But I obviously did not violate it as the source and the target table has the same unused columns.
Let us see what was actually loaded into the TARGET
database:
TC@TARGET> select * from direct_load;
COLUMN1 COLUMN2 COLUMN3
---------- ---------- ----------
1 2
That is definitely not what I wanted to load and that differs from the original table in SOURCE
:
TC@SOURCE> select * from direct_load;
COLUMN1 COLUMN2 COLUMN3
---------- ---------- ----------
1 2 3
Clearly the data from COLUMN2
got loaded into COLUMN3
, and I did not get any errors afterwards leaving my database with "wrong" data.
That is the worst case scenario.
Originally I faced a similar issue while I was moving a bunch of data from one database to another using GoldenGate.
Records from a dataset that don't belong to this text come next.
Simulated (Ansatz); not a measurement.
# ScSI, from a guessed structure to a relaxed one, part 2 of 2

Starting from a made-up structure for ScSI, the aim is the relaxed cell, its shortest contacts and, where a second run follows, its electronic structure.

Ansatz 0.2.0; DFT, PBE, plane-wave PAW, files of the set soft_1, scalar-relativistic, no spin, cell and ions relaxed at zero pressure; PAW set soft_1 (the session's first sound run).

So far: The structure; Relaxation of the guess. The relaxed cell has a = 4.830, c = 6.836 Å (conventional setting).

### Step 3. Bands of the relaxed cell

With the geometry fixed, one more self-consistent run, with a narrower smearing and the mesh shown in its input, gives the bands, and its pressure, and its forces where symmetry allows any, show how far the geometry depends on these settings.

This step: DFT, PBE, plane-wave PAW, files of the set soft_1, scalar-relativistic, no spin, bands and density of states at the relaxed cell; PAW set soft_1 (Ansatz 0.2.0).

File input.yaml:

The load got ABENDED with ORA-01840
as in that case COLUMN3
had a DATE
datatype which may be easily reproduced by the following code:
SQL> select to_date('2', 'yyyy-mm-dd hh24:mi:ss') from dual;
select to_date('2', 'yyyy-mm-dd hh24:mi:ss') from dual
*
ERROR at line 1:
ORA-01840: input value not long enough for date format
Of course, if you are lucky, you may get some other datatype conversion errors. If you are not, you may end up with wrong data in a database and it may take a while before the problem is discovered.
A few words about workarounds.
In this simple scenario, which I have written just for demonstration purposes, it was enough to drop unused columns in the TARGET
database:
TC@TARGET> alter table direct_load drop unused columns;
Table altered.